Docker version 1.10.3, build 20f81dd

Elasticsearch data is not stored inside the containers, I made a volume mount on each host in order to keep data ok if something went bad with the cluster.

So, I don't really know what I could do to this... Thanks in advance to those who might help me

Antoine

The ctime on the write.lock file changed.

Perhaps its a broken filesystem (e.g. NFS) or something like that. Other explanations include someone deleting the write.lock file manually while writers are still open against it.

But we know that the lock is no longer valid, so we fail hard rather than corrupt data.
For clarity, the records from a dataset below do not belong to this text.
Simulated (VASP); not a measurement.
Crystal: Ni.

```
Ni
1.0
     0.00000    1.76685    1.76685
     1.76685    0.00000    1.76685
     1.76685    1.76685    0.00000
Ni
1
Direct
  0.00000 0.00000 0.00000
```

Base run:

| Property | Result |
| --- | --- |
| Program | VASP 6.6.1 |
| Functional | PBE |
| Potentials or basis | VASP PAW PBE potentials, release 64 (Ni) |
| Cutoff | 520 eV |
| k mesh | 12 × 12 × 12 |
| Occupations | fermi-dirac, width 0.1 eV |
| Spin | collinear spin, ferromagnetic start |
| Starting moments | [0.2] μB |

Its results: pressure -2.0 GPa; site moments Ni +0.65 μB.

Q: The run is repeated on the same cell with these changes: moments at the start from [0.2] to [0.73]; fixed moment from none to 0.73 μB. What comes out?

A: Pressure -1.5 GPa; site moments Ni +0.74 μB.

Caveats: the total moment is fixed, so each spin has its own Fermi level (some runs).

Hi, thank you very much for your answer.

Here is what I get if I insist on trying to index data :

curl -XPUT 'vsyslog:9200/caparmor_2015/jobs/2?pretty' -d '
{
"jobname":"toto",
"user":"jdoe"
}'

{
"error" : {
"root_cause" : [ {
"type" : "index_failed_engine_exception",
"reason" : "Index failed for [jobs#2]",
"shard" : "2",
"index" : "caparmor_2015"
} ],
"type" : "index_failed_engine_exception",
"reason" : "Index failed for [jobs#2]",
"shard" : "2",
"index" : "caparmor_2015",
"caused_by" : {
"type" : "already_closed_exception",
"reason" : "Underlying file changed by an external force at 2016-04-15T10:59:09.01333Z, (lock=NativeFSLock(path=/usr/share/elasticsearch/data/caparmor/nodes/0/indices/caparmor_2015/2/index/write.lock,impl=sun.nio.ch.FileLockImpl[0:9223372036854775807 exclusive valid],ctime=2016-04-15T10:59:09.01333Z))"
}
},
"status" : 500
}


Second attempt :

 "caused_by" : {
  "type" : "already_closed_exception",
  "reason" : "Underlying file changed by an external force at 2016-04-15T12:12:23.633939Z, (lock=NativeFSLock(path=/usr/share/elasticsearch/data/caparmor/nodes/0/indices/caparmor_2015/2/index/write.lock,impl=sun.nio.ch.FileLockImpl[0:9223372036854775807 exclusive valid],ctime=2016-04-15T12:12:23.633939Z))"
}

Third attempt :

curl -XPUT 'vsyslog:9200/caparmor_2015/jobs/2?pretty' -d '
{
"jobname":"toto",
"user":"jdoe"
}'

{
"_index" : "caparmor_2015",
"_type" : "jobs",
"_id" : "2",
"_version" : 1,
"_shards" : {
"total" : 2,
"successful" : 2,
"failed" : 0
},
"created" : true
}


Is there a better solution than insisting when indexing ?
I'm currently trying to find out the possible filesystem problems that could induce this problem....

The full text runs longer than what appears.